Privilege synchronization is the mechanism used by NDB Cluster for
sharing and synchronizing users, roles, and privileges between SQL
nodes. This can be enabled by granting the
NDB_STORED_USER privilege. See the
description of the privilege for usage information.
NDB_STORED_USER is printed in the output of
SHOW GRANTS as with any other
privilege, as shown here:
mysql> SHOW GRANTS for 'jon'@'localhost';
+---------------------------------------------------+
| Grants for jon@localhost |
+---------------------------------------------------+
| GRANT USAGE ON *.* TO `jon`@`localhost` |
| GRANT NDB_STORED_USER ON *.* TO `jon`@`localhost` |
+---------------------------------------------------+You can also verify that privileges are shared for this account using the ndb_select_all utility supplied with NDB Cluster, like this (some output wrapped to preserve formatting):
$> ndb_select_all -d mysql ndb_sql_metadata | grep '`jon`@`localhost`'
12 "'jon'@'localhost'" 0 [NULL] "GRANT USAGE ON *.* TO `jon`@`localhost`"
11 "'jon'@'localhost'" 0 2 "CREATE USER `jon`@`localhost`
IDENTIFIED WITH 'caching_sha2_password' AS
0x2441243030352466014340225A107D590E6E653B5D587922306102716D752E6656772F3038512F
6C5072776D30376D37347A384B557A4C564F70495158656A31382E45324E33
REQUIRE NONE PASSWORD EXPIRE DEFAULT ACCOUNT UNLOCK PASSWORD HISTORY DEFAULT
PASSWORD REUSE INTERVAL DEFAULT PASSWORD REQUIRE CURRENT DEFAULT"
12 "'jon'@'localhost'" 1 [NULL] "GRANT NDB_STORED_USER ON *.* TO `jon`@`localhost`"

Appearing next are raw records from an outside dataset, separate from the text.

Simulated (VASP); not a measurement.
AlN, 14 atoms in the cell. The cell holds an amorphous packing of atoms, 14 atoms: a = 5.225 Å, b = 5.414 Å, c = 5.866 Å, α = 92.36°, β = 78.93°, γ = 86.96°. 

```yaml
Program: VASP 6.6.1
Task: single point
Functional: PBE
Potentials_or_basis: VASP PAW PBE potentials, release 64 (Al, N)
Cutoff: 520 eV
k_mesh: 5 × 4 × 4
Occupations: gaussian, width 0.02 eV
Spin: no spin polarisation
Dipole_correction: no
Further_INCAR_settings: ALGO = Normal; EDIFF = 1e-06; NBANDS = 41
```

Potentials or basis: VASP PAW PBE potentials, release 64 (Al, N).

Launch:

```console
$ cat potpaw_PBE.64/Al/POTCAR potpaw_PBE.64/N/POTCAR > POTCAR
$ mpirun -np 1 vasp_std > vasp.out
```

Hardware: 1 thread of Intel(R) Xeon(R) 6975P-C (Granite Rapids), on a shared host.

ndb_sql_metadata is a special
NDB table that is not visible using the
mysql or other MySQL client.
A statement granting the
NDB_STORED_USER privilege, such as
GRANT NDB_STORED_USER ON *.* TO
'cluster_app_user'@'localhost', works by directing
NDB to create a snapshot using the queries
SHOW CREATE USER cluster_app_user@localhost and
SHOW GRANTS FOR cluster_app_user@localhost,
then storing the results in ndb_sql_metadata.
Any other SQL nodes are then requested to read and apply the
snapshot. Whenever a MySQL server starts up and joins the cluster
as an SQL node it executes these stored
CREATE USER and
GRANT statements as part of the
cluster schema synchronization process.
Whenever an SQL statement is executed on an SQL node other than
the one where it originated, the statement is run in a utility
thread of the NDBCLUSTER storage engine; this
is done within a security environment equivalent to that of the
MySQL replication replica applier thread.
An SQL node performing a change to user privileges takes a global lock before doing so, which prevents deadlocks by concurrent ACL operations on different SQL nodes.
You should keep in mind that, because shared schema change
operations are performed synchronously, the next shared schema
change following a change to any shared user or users serves as a
synchronization point. Any pending user changes run to completion
before the schema change distribution can begin; after this the
schema change itself runs synchronously. For example, if a
DROP DATABASE statement follows a
DROP USER of a distributed user,
the drop of the database cannot take place until the drop of the
user has completed on all SQL nodes.
In the event that multiple GRANT,
REVOKE, or other user
administration statements from multiple SQL nodes cause privileges
for a given user to diverge on different SQL nodes, you can fix
this problem by issuing GRANT NDB_STORED_USER
for this user on an SQL node where the privileges are known to be
correct; this causes a new snapshot of the privileges to be taken
and synchronized to the other SQL nodes.
NDB Cluster 9.3 does not support distribution of
MySQL users and privileges across SQL nodes in an NDB Cluster by
altering the MySQL privilege tables such that they use the
NDB storage engine as was done in older
releases (NDB 7.6 and earlier—see
Distributed Privileges Using Shared Grant Tables).